The bunny has nothing to do with Easter.
Most societies depend on the fertility of their fields for food. They depend on the fertility of their farm animals not just for food, but also for the muscle power to pull the plow and the grindstone, and they depend on the fertility of their own bodies to produce sons who can labor in the fields and daughters who can fetch dowries. So natural religions generally center on fertility—of everything in the field, the barn, and the marriage bed. In a fertility religion, the greatest good is marriage and bearing children. This can lead to gross immorality, as happened in the middle east in ancient times, because infertile people sought a remedy in the arms of the priests and priestesses—and it became a religious act, because by having union with the priest or priestess, they were communing with the pagan fertility god. The Old and New Testament writers constantly condemned this, because for them it was a contemporaneous practice. Isaiah 56:3-5 even prophesies of a future time in which the infertile would no longer be outcasts.

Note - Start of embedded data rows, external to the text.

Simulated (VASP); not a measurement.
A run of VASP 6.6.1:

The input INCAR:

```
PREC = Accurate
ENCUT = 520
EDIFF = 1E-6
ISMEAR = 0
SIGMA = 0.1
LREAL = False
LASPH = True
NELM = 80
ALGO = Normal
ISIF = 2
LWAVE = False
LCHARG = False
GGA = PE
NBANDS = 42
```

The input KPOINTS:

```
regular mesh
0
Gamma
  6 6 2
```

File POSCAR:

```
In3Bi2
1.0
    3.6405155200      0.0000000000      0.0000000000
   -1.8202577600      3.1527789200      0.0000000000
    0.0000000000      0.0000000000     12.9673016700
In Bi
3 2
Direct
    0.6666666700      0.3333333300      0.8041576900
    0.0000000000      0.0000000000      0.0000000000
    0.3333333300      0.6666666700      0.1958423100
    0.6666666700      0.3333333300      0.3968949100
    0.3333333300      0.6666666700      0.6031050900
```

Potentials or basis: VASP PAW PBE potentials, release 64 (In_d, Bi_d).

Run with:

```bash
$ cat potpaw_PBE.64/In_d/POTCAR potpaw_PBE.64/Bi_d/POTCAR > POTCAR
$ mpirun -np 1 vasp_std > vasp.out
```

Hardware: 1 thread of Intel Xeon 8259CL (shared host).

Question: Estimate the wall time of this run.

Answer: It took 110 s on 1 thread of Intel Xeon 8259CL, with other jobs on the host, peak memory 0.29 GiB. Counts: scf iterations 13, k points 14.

In the British Isles and Germany, the spring fertility festival involved eggs and bunnies, because they are natural symbols of fertility, and it also involved worshipping trees. The Christian missionaries who brought Christianity to the British Isles and to Germany suffered quite a lot of grief at the hands of our ancestors when they chopped down the sacred trees to demonstrate that they weren’t gods. Since the people did not actually worship the bunnies and eggs, the missionaries figured they could just Christianize them. So the custom began of painting Christian art on eggshells and they just tolerated the bunnies. I guess they would be greatly saddened if they could see that the eggs and the bunnies once again overshadow the cross.
It is common for missionaries to incorporate existing traditions into Christianity, wherever it’s possible to do so without compromising the faith, because it isn’t practical or necessary to abolish a native culture, along with all its festivals and folkways, just to introduce Christianity. For this reason, Christmas is called Yule
in Nordic countries—Yule
is the name of the winter-solstice holiday that Christmas supplanted. In the same way, English-speaking Christians retain the name Easter
for the holy day that is called Passover by Greek-speaking Christians.